Wednesday, May 4, 2011

Portugal Accepts More Debt

The global government debt crisis continues forward day after day as the debts continue to mount and the pressure builds on the financial system.

We witnessed another piece of the broken system bandaged up this morning when it was announced that the final tally on the Portugal bailout will be $116 billion.

As a reminder, the Portuguese government cannot pay their current debt.  Giving them a credit card loan only compounds the problem and does nothing to solve the fundamental issue.  I discussed this in detail in Would You Lend $100,000?

We have had the opportunity to witness this effect first hand since I wrote that article.  The bond market, after having the chance to digest the original Greece bail out, has now once again turned against the country.

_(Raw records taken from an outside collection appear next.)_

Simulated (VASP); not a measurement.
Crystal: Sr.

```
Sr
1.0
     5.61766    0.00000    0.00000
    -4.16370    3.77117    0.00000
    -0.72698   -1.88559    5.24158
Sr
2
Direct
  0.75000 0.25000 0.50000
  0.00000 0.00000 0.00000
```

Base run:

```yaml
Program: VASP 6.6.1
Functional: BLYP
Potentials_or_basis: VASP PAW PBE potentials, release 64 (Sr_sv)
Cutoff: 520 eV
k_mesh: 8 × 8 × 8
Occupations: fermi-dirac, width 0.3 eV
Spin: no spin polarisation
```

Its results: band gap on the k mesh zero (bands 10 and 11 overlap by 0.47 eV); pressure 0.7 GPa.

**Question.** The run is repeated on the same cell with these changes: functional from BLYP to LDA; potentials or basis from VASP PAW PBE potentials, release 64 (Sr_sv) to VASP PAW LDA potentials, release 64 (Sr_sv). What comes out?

Yields on their debt have soared in the last few weeks.  This compounds the problem for Greece because as interest rates rise it becomes even more costly to keep up with payments. (Think of your credit card, auto loan, and mortgage rates doubling)

Ultimately, all European countries will face this dilemma. The problem is not liquidity (provided with the bailout) but solvency.

With the Portugal bailout secured and their problems pushed down the road for a few months, all eyes will move toward Spain and Italy which are the next likely dominoes to fall.

Spain is monstrous in size and will provide a major test for the EU bailout project.